Quantum mechanics with non-self-adjoint operators: transition from spectra to pseudospectra

The principal objective of this PhD topic is to contribute to a systematic development of a mathematically consistent and physically relevant theory of quantum-mechanical concepts involving non-self-adjoint operators. It has become clear in recent years [3] that it is absolutely necessary and actually useful for applications to apply new, unconventional methods like pseudospectra to capture and rigorously describe non-self-adjoint operators in quantum mechanics. The student will apply the new techniques to concrete operators appearing in quasi-Hermitian and PT-symmetric quantum mechanics.

One direction of research will consist of applying the recently proposed robust scheme of WKB construction of pseudomodes [2] to Schrödinger operators with complex potentials. Second, we wish to examine the method of multipliers familiar in partial differential equations [1] for Schrödinger operators constrained to subdomains and manifolds and to the Dirac operator with complex potentials. It would be also useful to develop a numerical code for effective computations of the pseudoeigenvalues and pseudoeigenfunctions.
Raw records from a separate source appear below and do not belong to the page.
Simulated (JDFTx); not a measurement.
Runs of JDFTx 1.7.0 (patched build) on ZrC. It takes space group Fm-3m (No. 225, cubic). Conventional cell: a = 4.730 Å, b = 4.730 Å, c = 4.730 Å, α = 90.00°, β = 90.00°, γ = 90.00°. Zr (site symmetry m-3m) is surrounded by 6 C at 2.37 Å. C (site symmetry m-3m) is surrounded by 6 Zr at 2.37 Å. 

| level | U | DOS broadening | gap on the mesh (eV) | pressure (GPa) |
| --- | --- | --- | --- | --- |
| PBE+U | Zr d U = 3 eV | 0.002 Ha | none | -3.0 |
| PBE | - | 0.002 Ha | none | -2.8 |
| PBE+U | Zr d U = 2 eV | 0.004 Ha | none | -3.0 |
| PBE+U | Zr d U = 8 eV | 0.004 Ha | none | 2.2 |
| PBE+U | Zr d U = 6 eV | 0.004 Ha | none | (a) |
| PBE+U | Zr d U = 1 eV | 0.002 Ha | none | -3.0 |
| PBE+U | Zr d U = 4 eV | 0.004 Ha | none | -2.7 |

This PhD topic is a natural continuation of the topic of my current PhD student Radek Novák “Quantum mechanics with non-self-adjoint operators” concerned with spectral and pseudospectral analysis of particular Schrödinger and Fokker-Planck operators. In the present follow-up, we intend to go further and extend the methods developed in the previous thesis to larger and new classes of operators (notably to those appearing in relativistic quantum mechanics) and to apply the modern techniques mentioned above.

This PhD topic is a part of the research project “Quantum mechanics with non-selfadjoint operators: transition from spectra to pseudospectra” supported by the Czech Science Foundation.